Today’s boys
The Trouble With Boys: A Surprising Report Card on Our Sons, Their Problems at School, and What Parents and Educators Must Do by Peg Tyre. Crown, 2008. 320 pages.
For the last 30 years, many teachers and parents have understood that a disconnect exists between schools and adolescent males. Male academic performance on the elementary and secondary levels has eroded. Reading levels among boys have fallen sharply in the last 30 years. Fewer young men are going off to college each fall — in 2005, less than 43 percent of the undergraduates enrolled in American colleges and universities were men.
In The Trouble With Boys: A Surprising Report Card on Our Sons, Their Problems at School, and What Parents and Educators Must Do (Crown Publishers, ISBN 978-0-307-38128-6, $24.95), Peg Tyre, a Pulitzer Prize winner and a former writer for Newsweek specializing in education and social issues, takes a long, clear look at the way in which our schools educate boys in this country and why that system is failing, and then presents some clear, intriguing solutions to these problems.
In her introduction, Tyre issues several caveats. She warns people that her book isn’t designed to lay blame at anyone’s doorstep for the problems with boys, that the problems are “too broad and too serious to point an accusatory finger at teachers, schools, trends in parenting, feminism, or those old favorite whipping boys ‘the media’ and ‘society.’” Here she also notes that we should distrust “easy and obvious solutions,” that “there’s a big gap between what we think will help boys and what has proven to be effective.”
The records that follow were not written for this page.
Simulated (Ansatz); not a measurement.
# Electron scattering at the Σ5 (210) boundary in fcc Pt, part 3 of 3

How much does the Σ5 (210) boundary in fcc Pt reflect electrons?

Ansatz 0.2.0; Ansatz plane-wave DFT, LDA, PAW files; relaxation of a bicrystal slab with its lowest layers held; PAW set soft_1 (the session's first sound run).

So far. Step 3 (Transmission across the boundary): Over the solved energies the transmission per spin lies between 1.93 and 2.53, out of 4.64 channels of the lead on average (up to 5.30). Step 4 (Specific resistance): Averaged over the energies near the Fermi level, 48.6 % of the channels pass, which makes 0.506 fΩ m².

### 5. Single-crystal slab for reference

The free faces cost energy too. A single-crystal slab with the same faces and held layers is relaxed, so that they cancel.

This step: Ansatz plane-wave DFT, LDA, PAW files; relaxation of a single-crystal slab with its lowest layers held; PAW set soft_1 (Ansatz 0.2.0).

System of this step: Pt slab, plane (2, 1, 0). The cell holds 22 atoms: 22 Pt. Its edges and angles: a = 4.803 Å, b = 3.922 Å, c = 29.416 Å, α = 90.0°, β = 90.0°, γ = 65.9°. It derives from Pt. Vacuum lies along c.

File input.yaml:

In “Preschool Blues,” Tyre presents a litany of reasons why boys and formal education all too often knock heads. Childhood has changed drastically in the last 50 years. With both parents often working a full-time job — in the early 1970s, 60 percent of all mothers with school-age children stayed at home — the old days of free play for children under 6 years old have vanished. Boys who once entered the discipline of a classroom at age 6 or even 7 now toddle off to day-care centers at age 2 and 3.
Parents have changed, too, as Tyre shows us so well. A parent in the 1950s or 1960s “didn’t pay too much attention to kids’ play. Parents — usually mothers — were responsible for feeding children, clothing them, giving them a bath, taking them to church, and providing them with a basic education. No one spent a lot of time fretting about a child’s cognitive development.” Today parents worry incessantly about their children’s mental growth, consequently pushing children into all sorts of activities at an early age. Tyre tell us that:
“In middle-class neighborhoods, where parents pushing Bugaboo strollers are already projecting their offspring’s SAT scores, preschool administrators use a different calculus. They know that many boys — and some girls — are not ready for the kinds of early academic programs they now embed in their curricula. Anxious, competitive parents, however, make it clear that they want these programs. School administrators know their enrollment rates and financial futures are contingent on keeping those parents happy.”
In revealing certain disadvantages for boys given over to these academic preschools, Tyre quotes Rebecca Marcon’s study, Early Childhood Research and Practices, which makes apparent the fact that boys sent to academic preschools often fell behind those who attended preschools stressing play and movement.
As she leads us up the academic ladder, Tyre points out other problems with our system in terms of teaching boys. The current stress on testing and on cramming academic courses into each school day has caused many schools to abandon recess, despite mountains of evidence that children in elementary school need to shout, run, play, and simply visit (Many adults, if they think about their own elementary school days, may find themselves remembering far more incidents and conversations from their 30 minutes of daily recess than from five hours spent in classes).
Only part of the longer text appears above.